Question

The mean and variance of a binomial distribution are $4$ and $2$ respectively. Then the probability of $2$ successes is

• A. $\frac{28}{256}$
• B. $\frac{219}{256}$
• C. $\frac{128}{256}$
• D. $\frac{37}{256}$

Answer 1

The correct option is A

$\frac{28}{256}$

Explanation for the correct option.

Step 1: Find the probability of success and probability of failure.

Assume that, $p$ be the probability of success and $q$ be the probability of failure.

Therefore, $p+q=1...\left(1\right)$.

Also, the mean of a binomial distribution is given by $np$ and variance of a binomial distribution is given by $npq$.

Since, the mean of the given binomial is $4$.

Therefore, $np=4...\left(2\right)$.

Since, the variance of the given binomial is $2$.

$npq=2...\left(3\right)$

From equation $2$ and $3$.

$$\begin{gathered} 4q=2 \\ \Rightarrow q=\frac{1}{2} \end{gathered}$$

Therefore, the probability of failure is $\frac{1}{2}$.

From equation $1$.

$$\begin{gathered} p=1-\frac{1}{2} \\ \Rightarrow p=\frac{1}{2} \end{gathered}$$

Therefore, the probability of success is $\frac{1}{2}$.

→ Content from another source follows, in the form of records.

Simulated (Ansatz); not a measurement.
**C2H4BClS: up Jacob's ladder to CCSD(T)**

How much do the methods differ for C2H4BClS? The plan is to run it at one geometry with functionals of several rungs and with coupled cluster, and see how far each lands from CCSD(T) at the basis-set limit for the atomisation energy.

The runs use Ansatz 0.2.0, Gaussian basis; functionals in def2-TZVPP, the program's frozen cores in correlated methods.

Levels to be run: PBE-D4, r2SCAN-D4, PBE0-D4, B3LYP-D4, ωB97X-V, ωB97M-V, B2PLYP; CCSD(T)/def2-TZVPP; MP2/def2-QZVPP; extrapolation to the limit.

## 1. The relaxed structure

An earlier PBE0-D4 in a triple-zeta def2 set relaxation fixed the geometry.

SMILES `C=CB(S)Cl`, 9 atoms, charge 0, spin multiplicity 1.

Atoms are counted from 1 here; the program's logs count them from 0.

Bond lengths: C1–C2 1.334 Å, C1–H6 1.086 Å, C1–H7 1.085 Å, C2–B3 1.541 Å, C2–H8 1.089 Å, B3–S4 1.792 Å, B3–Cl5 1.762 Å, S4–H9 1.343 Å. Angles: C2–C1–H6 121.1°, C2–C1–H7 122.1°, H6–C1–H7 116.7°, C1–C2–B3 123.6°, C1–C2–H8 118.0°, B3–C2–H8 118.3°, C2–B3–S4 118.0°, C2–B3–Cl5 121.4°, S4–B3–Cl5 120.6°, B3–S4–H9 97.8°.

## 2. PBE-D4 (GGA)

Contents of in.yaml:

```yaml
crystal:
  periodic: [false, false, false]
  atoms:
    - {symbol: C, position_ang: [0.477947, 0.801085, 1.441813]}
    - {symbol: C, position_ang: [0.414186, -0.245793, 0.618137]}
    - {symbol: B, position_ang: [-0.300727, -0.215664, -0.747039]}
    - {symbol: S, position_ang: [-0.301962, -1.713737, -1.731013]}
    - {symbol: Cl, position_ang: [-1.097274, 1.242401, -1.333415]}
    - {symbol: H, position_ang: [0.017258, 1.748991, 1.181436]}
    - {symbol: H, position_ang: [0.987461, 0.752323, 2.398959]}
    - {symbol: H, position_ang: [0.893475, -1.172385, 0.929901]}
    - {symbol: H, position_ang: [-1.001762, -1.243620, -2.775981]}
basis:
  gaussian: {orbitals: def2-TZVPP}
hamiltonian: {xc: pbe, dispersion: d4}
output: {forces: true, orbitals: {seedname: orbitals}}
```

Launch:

Step 2: Find the probability of two successes.

Find the number of trials $n$.

Since, the probability of failure is $\frac{1}{2}$.

From equation $2$, we get

$$\begin{gathered} \frac{n}{2}=4 \\ \Rightarrow n=8 \end{gathered}$$

Therefore, the number of trials is $8$.

Find the probability $P$ of two successes as follows:

$$\begin{gathered} P={}^{8}C_2{\left(\frac{1}{2}\right)}^2{\left(\frac{1}{2}\right)}^{8-2} \\ \Rightarrow P=28{\left(\frac{1}{2}\right)}^8 \\ \Rightarrow P=\frac{28}{256} \end{gathered}$$

Therefore, the probability $P$ of two successes is $\frac{28}{256}$.

Hence, option $A$ is the correct option.